The Smolinski effect.


It’s time to start wondering if Evan Carter’s 2023 was a fluke.

Does anyone remember Jake Smolinski? Or, more to the point, does anyone remember Jake Smolinski’s 2014 call up with the Rangers?

Smolinksi was an outfielder in the Rangers system in 2014 when he was called up toward the end of the 2014 season. This was the season the Rangers would lose 95 games and end up in dead last in the American League West.

The Rangers were horrible and injury riddled and decided to call up Smolinski. Why not? They had nothing to lose.

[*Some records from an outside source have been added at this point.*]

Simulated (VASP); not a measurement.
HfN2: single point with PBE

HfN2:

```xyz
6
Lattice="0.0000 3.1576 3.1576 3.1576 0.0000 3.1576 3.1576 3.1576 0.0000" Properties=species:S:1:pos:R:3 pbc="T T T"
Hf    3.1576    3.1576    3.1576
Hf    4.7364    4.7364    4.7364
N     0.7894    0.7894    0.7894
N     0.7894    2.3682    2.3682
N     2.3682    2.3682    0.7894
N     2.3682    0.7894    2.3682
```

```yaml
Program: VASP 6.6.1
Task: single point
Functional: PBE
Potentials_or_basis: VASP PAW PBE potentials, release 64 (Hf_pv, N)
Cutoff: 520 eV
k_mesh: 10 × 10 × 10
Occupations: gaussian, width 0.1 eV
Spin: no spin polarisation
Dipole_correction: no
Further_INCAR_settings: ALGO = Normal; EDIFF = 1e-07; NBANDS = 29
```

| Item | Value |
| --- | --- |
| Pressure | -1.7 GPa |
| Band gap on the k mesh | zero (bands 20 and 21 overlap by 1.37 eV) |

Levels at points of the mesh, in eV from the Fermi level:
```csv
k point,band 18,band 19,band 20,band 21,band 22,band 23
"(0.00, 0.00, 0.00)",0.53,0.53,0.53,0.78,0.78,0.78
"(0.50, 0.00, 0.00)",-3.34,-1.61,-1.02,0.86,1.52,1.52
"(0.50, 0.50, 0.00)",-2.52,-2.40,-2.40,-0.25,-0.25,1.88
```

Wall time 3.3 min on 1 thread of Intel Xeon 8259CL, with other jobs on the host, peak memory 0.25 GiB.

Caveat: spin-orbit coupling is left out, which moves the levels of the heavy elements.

All the kid did was crush the ball. In twenty-four games and eighty-six at-bats, the twenty-five-year-old hit .349, with a stellar .391 on-base percentage, .903 OPS and an OPS+ of 150. He hit so well, the Rangers won fourteen of their final twenty games of the season, ending on a high note. 

(Smolinki’s late-season heroics also prevented the Rangers from getting the first-round pick they were almost a lock to get before he helped spark the September surge. Instead of picking Dansby Swanson, who ended up falling to the Diamondbacks at one, or Alex Bregman, who the Astros picked at two, the Rangers had to settle for Dillon Tate.)

That eye-opening end-of-season performance from Smolinski turned out to be a fluke. He batted .193 in 2015, .238 in 2016, .259 in 2017, and .128 in 2018. His OPS+ was never higher than the 77 he racked up in 2016. He was out of the major leagues by 2019.

The Jake Smolinski story is a cautionary warning about Evan Carter, who put up equally impressive late-season numbers in 2023 as Smolinksi did in 2014. 

Unlike Smolinski, Carter’s performance helped the Rangers win the World Series.

Will Carter’s fate end up being like Smolinski’s?